Miss Carmella's Guide to Etiquette: Be Civilized!
It is that time of the year when a winter's worth of indiscretions are laid bare by the melt. I am talking about DOG POO, people.
I know better than anyone how deep and tall those snowbanks along the city sidewalks grew to be this winter. But if left to our own devices, we dogs would NOT poop on the SIDEWALK. There are much better places to go -- if you would just unsnap that leash. But if you insist on tethering us, then understand that sometimes the only place for a dog to relieve herself might have been right there in the path. But PICK IT UP PEOPLE. You are the ones with the thumbs.
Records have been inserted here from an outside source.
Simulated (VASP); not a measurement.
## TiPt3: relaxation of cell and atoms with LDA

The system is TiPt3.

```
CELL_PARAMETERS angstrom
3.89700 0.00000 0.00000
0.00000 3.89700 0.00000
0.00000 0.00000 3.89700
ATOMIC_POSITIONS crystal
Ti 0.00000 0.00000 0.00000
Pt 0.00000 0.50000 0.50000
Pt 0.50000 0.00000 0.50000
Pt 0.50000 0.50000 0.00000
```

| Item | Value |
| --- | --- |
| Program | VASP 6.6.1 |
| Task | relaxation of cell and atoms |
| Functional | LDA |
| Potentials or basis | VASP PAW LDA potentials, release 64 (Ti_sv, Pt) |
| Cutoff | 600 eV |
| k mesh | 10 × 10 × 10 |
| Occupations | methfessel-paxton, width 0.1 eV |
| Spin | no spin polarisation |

I am stunned by the sheer number of poo piles lying half-dissolved where we ALL have to walk. OK, so dogs don't poop in a box like cats - we all know felines are just plain crazy-fastidious. And OK, so we dogs do like to get much closer to our fellow canine's excrement than people care to (the information you can learn from a good sniff is extraordinary). But we don't want to WALK IN POO any more than the next species (dung beetles not included).
What is so hard about just picking it up? Bag on your hand, scoop, toss in the trash. Done. You are now a Good Citizen.
One house I walk by everyday with Dave has a giant poster board informing us "YOU ARE ON POOPCAM." I pooped right in front of it. And Dave demonstrated what a good person with an urban dog does. He scooped it up. I hope we get on YouTube.